The simplest method for the numerical integration of a function $f(x)$ is the box method. There you approximate the function in a certain intervall $\mathrm{\Delta }x$ by a horizontal line at the function value of the left edge of the intervall for example.

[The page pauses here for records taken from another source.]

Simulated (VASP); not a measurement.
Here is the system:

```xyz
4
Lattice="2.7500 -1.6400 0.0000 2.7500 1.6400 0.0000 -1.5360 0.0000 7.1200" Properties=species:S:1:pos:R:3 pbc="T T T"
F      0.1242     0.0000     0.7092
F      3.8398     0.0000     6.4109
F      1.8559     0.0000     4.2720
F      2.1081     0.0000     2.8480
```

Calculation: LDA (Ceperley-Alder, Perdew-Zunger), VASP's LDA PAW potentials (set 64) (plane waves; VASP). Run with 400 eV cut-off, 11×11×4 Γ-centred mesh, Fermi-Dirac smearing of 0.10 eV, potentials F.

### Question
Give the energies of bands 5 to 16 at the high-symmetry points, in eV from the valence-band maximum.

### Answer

$${\int }_a^{b}f(x)\approx \sum _{i}f(x_i)\mathrm{\Delta }x$$

So lets write a function for that:

def f(x):
    return(x)

def int_box(f,a,b,N):
    x=np.linspace(a,b,N)
    y=f(x)
    return(np.sum((x[1]-x[0])*y))

int_box(f,0,1,100)

0.5050505050505051

acc=[]
for N in range(10,10000,100):
    acc.append(int_box(f,0,1,N))
plt.loglog(range(10,10000,100),np.array(acc)-0.5)
plt.show()

Trapezoid method

The trapezoid method is taking the next step of function approximation in the interval $\mathrm{\Delta }x$. It is approximating it with a linear function.

$${\int }_a^{b}f(x)dx=\sum _{i=1}^N\frac{f(x_i)+f(x_{i-1})}{2}\mathrm{\Delta }x$$

which is actually the same as

$${\int }_a^{b}f(x)dx=[\frac{f(x_0+f(x_N))}{2}+\sum _{i=1}^{N-1}f(x_i)]\mathrm{\Delta }x$$

We will use the first formula for coding it, and you may try the second yourself.

def int_trap(f,a,b,N):
    x=np.linspace(a,b,N)
    y=f(x)
    return(np.sum((y[1:]+y[:-1])*(x[1]-x[0])/2))

## value from the box method
int_box(f,0,1,100)

0.5050505050505051

## value from the tapez method
int_trap(f,0,1,100)

0.5000000000000001

The trapez method therefore seems to give a better accuracy than the box method for the same number of steps.

Simpson method

The Simpson method now continues with approximating the function now with a collection of parabolas.

$${\int }_a^{b}f(x)dx\approx \sum _{i=1}^{\frac{N-1}{2}}{\int }_{x_{2i-1}}^{x_{2i+1}}{g}_i(x)dx$$

where the function $g_i(x)$ is a parabola

$$g_i(x)=[A]x^2+[B]x+[C]$$

where the $[A],[B],[C]$ depends only on the function values at the edges of the slice.

After some extensive algebra, which we do not want to do in detail, we arrive at

$${\int }_a^{b}f(x)dx\approx \frac{\mathrm{\Delta }x}{3}\sum _{i=\mathrm{o}\mathrm{d}\mathrm{d}}^{N-1}(f(x_{i-1})+f(x_i)+f(x_{i+1}))$$

as a simple formula on how to calculate the integral of a function using the Simpson method. Note that this method requires N being an odd number, which generates an even number of slices. There is a correction for odd number of slices, which we do not consider here.

def int_simp(f,a,b,N):
    x=np.linspace(a,b,N)
    y=f(x)
    return(np.sum((y[0:-2:2]+4*y[1:-1:2]+y[2::2])*(x[1]-x[0])/3))

## value from the tapez method
int_trap(f,0,1,100)

0.5000000000000001

## value from the box method
int_box(f,0,1,100)

0.5050505050505051

## value from the simpson method
## take care, N needs to be odd
int_simp(f,0,1,99)

0.5

It turns out, that the Simpson rule is indeed the best among the three methods we have considered. The error is the box method goes as $\mathrm{\Delta }x$, the one of the trapezoid method as $\mathrm{\Delta }{x}^2$, while the simpson method provides and accuracy going with $\mathrm{\Delta }{x}^4$. Thus doubling the number of integration points decreases the error by a factor of 16.